Special To The Japan Times

New NHK President Katsuto Momii made headlines around the world with his claim that “comfort women” have been a common feature of conflicts involving “every country.” Using sex slaves in wartime, he said, was only wrong according to “today’s morality.” Causing great concern to press-freedom advocates, he also insisted that “when the government says ‘right,’ we cannot say ‘left.’ “

On his first day in the position, he asked all 10 members of the public broadcaster’s executive board to submit their signed, sealed but undated letters of resignation. This was revealed at a meeting of the Lower House’s Committee on Internal Affairs and Communications on Feb. 25. All the executives agreed.

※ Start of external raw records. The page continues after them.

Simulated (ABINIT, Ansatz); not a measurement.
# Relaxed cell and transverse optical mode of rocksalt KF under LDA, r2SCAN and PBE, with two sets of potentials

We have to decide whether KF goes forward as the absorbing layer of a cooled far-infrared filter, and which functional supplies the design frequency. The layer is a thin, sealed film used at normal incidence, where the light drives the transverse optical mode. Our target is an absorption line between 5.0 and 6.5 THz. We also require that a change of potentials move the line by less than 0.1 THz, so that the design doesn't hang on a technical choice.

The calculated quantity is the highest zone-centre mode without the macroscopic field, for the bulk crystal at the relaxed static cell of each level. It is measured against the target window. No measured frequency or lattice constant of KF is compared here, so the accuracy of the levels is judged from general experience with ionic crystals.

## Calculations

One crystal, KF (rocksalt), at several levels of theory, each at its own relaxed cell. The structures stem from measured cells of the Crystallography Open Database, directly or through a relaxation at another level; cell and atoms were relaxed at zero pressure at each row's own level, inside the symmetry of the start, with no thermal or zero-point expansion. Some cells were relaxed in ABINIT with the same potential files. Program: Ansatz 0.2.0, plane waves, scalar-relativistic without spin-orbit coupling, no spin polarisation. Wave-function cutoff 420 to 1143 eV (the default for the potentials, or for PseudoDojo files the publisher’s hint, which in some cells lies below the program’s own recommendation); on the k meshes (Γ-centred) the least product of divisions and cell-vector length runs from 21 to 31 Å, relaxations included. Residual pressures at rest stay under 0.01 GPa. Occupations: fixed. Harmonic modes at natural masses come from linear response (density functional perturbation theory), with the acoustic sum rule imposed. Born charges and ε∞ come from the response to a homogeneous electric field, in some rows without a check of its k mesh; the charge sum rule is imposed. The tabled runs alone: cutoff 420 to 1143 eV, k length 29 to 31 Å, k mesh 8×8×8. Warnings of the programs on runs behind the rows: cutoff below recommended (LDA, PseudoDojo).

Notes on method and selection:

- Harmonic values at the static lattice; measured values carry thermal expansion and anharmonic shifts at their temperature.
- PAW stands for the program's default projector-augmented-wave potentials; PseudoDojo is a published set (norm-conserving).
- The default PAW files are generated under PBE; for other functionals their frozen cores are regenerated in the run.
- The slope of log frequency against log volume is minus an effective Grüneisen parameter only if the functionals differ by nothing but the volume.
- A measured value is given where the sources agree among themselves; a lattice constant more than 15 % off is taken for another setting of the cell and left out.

The president of NHK has the authority to dismiss an executive who fails to fulfill his or her duty, but not without the agreement of the rest of the Board of Governors. A lawmaker who attended the Diet meeting suggested that Momii intends to dismiss executives who have different opinions to his own. Momii retorted: “I don’t think executives feel intimidated by my holding on to their resignation letters. It’s common practice.”

Do workers at ordinary companies really hand over resignation letters to their presidents in advance, potentially giving management the freedom to fire them at will?

Article 16 of the Labor Contract Law stipulates the following: “A dismissal shall, if it lacks objectively reasonable grounds and is not considered to be appropriate in general societal terms, be treated as an abuse of the right to dismiss and be invalid.” This is the famous “principle of abuse of the right to dismiss” (kaikoken ranyō hōri) that has come up many times in this column. Dismissal of employees is invalid without rational and reasonable grounds even if a company president collects letters of resignation in advance, just as it is in cases when a boss puts pressure on workers to resign. In fact, such a pre-signed resignation letter is likely to be deemed invalid regardless of other factors.

Needless to say, there is an overwhelming imbalance in power relations between employers and employees, with labor the subordinate in the relationship. This being the order of things, if a president was to say to workers, “Hand me your letter of resignation signed, sealed and undated,” the majority of workers would tend to submit without resistance. A resignation based on such a letter is likely to be deemed invalid because it reflects a worker’s desire to pass the president’s test of company loyalty rather than their true intention to quit.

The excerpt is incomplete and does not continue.